View mode: basic / threaded / horizontal-split · Log in · Help
February 29, 2012
Re: Lexer and parser generators using CTFE
On Wed, Feb 29, 2012 at 07:28:48PM +0100, Martin Nowak wrote:
> On Wed, 29 Feb 2012 17:41:19 +0100, Timon Gehr <timon.gehr@gmx.ch> wrote:
> 
> >On 02/28/2012 07:46 PM, Martin Nowak wrote:
> >>
> >>https://gist.github.com/1255439 - lexer generator
> >>https://gist.github.com/1262321 - complete and fast D lexer
> >>
> >
> >Well, it is slower at lexing than DMD at parsing. What is the bottleneck?
> 
> No, it's as fast as dmd's lexer.
> 
> Writing the tokens to stdout takes a lot of time though.
> Just disable the "writeln(tok);" in the main loop.
> There is also an --echo option which recreates the complete
> source from the tokens.

This sounds like something I ran into in my D lexer project. Lexing
Phobos took upwards of 10-15 seconds, which is extremely slow
considering that dmd can *compile* it in just a few seconds. So I did
some profiling, and found out that most of the time was spent formatting
tokens into strings and running writeln. After I commented that out, the
running time dropped to just a few seconds. :-)


T

-- 
The fact that anyone still uses AOL shows that even the presence of
options doesn't stop some people from picking the pessimal one. - Mike
Ellis
February 29, 2012
Re: Lexer and parser generators using CTFE
On 29.02.2012 20:31, Andrei Alexandrescu wrote:
>
>> Recalling EBNF parser idea that I run with before finally being dragged
>> down by real life. Roughly I thought to follow hybrid LL(*) aproach,
>> while I had a solid plan on doing DFA for lexer and parser lookahead,
>> the other things were more or less floating.
>
> Well, maybe you could integrate that within your up-and-coming research.
> Grammars have been considered a solved problem every five years since
> 1970, and there's always new work coming :o).
>

It might involve parsing and grammars, unless academia folk seduce me 
with their ideas of optimization for highly parallel architectures :).

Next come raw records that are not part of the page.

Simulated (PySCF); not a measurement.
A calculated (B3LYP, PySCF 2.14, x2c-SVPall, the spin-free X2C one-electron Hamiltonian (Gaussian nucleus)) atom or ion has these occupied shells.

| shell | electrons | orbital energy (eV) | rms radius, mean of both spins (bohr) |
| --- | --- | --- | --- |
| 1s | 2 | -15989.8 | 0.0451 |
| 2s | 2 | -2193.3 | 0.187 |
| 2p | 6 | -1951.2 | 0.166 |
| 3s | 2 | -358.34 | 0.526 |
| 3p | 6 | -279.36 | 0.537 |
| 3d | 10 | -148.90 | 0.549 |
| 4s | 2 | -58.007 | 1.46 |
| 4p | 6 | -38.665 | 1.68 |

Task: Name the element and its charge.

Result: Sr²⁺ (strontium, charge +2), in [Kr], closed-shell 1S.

>> There is prototype of interactive regex matcher that
>> works directly on stream (buried in std.regex), it even passed dry-run
>> unittests back then. Though I had to postpone till I/O is sorted out. I
>> really loved Steven's design with it's easy access to buffer and well
>> thought out primitives, hope it will come about sometime soon.
>
> An interactive regex would be a dream come true to me...
>
>

Where you've been? ;) I mean during GSOC we've spent days with Fawzi 
talking about shoehorning regex matcher to work on buffered streams. He 
actually did that prototype, I was mostly reviewing/fixing the source to 
make sure it fits. Recalling the inner works it was even expected to 
optionally do NFC normalization on the fly (wow, now that was ambitious) 
and all that without copying stuff around 99% of the time.


-- 
Dmitry Olshansky
February 29, 2012
Re: Lexer and parser generators using CTFE
>
>
> This sounds like something I ran into in my D lexer project. Lexing
> Phobos took upwards of 10-15 seconds, which is extremely slow
> considering that dmd can *compile* it in just a few seconds. So I did
> some profiling, and found out that most of the time was spent formatting
> tokens into strings and running writeln. After I commented that out, the
> running time dropped to just a few seconds. :-)
>
>
And how different was just a few seconds from 10-15 seconds? :-)
February 29, 2012
Re: Lexer and parser generators using CTFE
On Thu, Mar 01, 2012 at 12:19:30AM +0530, d coder wrote:
> >
> >
> > This sounds like something I ran into in my D lexer project. Lexing
> > Phobos took upwards of 10-15 seconds, which is extremely slow
> > considering that dmd can *compile* it in just a few seconds. So I did
> > some profiling, and found out that most of the time was spent formatting
> > tokens into strings and running writeln. After I commented that out, the
> > running time dropped to just a few seconds. :-)
> >
> >
> And how different was just a few seconds from 10-15 seconds? :-)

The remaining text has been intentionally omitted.